Cyberpunk is extremely hip. Being extremely hip is the last hope for people with no money and no power. Being hip gets you big wins in the status game. Hipness can crush your enemies and attract the opposite sex. Best of all, cyberpunk is the next big thing AFTER the next big thing. You can hop on the cyberpunk bandwagon and coast for a long, long time. Think of the money you'll save on wardrobe updates! The worry, you'll save on lifestyle decisions!
What is there to know about being a cyberpunk? Leather jacket, mirrorshades—that just about does it, right? This kind of patronizing shirt must be faring DIE... Do you think cyberpunk is just a leather jacket, some chrome studs, and fully reflective sunglasses? Do you think that's all there is? Hah! You can find those on Kansas City bikers and the whole California Highway Patrol. The true cyberpunk might truck with a cellular modem laptop under a spiked leather arm and a laser pointer in the upper zip pocket. Or a true cyberpunk may look just like You. But who knows doesn't tell, and who tells don't know. The lifestyle and goals of the true cyberpunk are carefully guarded secrets in life totally devoted to coolness and secrecy. We will pierce the veil and reveal those secrets. We will display for you the inner cyberpunk. We will give you everything you need to know about embarking on this challenging lifestyle you will see more on the Daily Strange.
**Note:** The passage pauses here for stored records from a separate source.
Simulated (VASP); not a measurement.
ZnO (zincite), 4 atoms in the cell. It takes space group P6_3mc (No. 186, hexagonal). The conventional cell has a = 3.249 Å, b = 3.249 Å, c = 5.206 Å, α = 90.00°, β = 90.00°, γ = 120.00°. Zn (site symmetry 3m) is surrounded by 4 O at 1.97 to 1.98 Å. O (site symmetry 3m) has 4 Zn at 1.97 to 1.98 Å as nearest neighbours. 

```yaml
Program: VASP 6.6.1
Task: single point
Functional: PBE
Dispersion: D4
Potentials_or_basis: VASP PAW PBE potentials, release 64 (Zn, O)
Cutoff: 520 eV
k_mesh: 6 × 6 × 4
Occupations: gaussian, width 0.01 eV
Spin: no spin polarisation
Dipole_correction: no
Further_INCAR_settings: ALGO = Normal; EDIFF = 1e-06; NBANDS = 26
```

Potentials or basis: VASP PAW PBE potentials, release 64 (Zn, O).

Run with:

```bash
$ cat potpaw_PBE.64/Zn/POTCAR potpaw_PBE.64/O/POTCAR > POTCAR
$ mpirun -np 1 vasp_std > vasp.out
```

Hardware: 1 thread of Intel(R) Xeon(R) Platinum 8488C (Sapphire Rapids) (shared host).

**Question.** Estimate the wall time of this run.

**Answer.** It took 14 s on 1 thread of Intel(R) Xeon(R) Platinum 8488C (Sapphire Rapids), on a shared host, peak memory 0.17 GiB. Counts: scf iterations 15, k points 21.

While cyberpunk is commonly a middle-class white male with way too many electrons, there are varieties of cyberpunk. Underlying all the types and genres is Basic Cyber Style, which breaks down to physical gear and mental attitude:
Basic Cyberpunk Gear is simple. Black leather jacket. Boots. Mirrorshades. Laser pointer. (We don't know why do all cyberpunks need a laser pointer, but it's mandatory.) We'll give you a more elaborate guide to basic cyberpunk gear. Later. The Basic Cyberpunk Attitude is quiet assurance. Subdued swashbuckling. Maybe a little menace. With these cyberpunk basics, you can navigate through all the sub-genres. But if you want to pass as a native in a particular cyber sub-scene without getting jeered at, you gotta accessorize and pay close attention to detail.
Motor psycho Maniacs
Cyberbikers pack the mystique of both worlds—high-tech and big loud greasy engines. Standard cyberpunk costume is ideal for riding motorcycles, and a mirror shades helmet is a big plus for the cyber look—mega robotic coolness. Motorcycles are dangerous and can kill you. This is also cool.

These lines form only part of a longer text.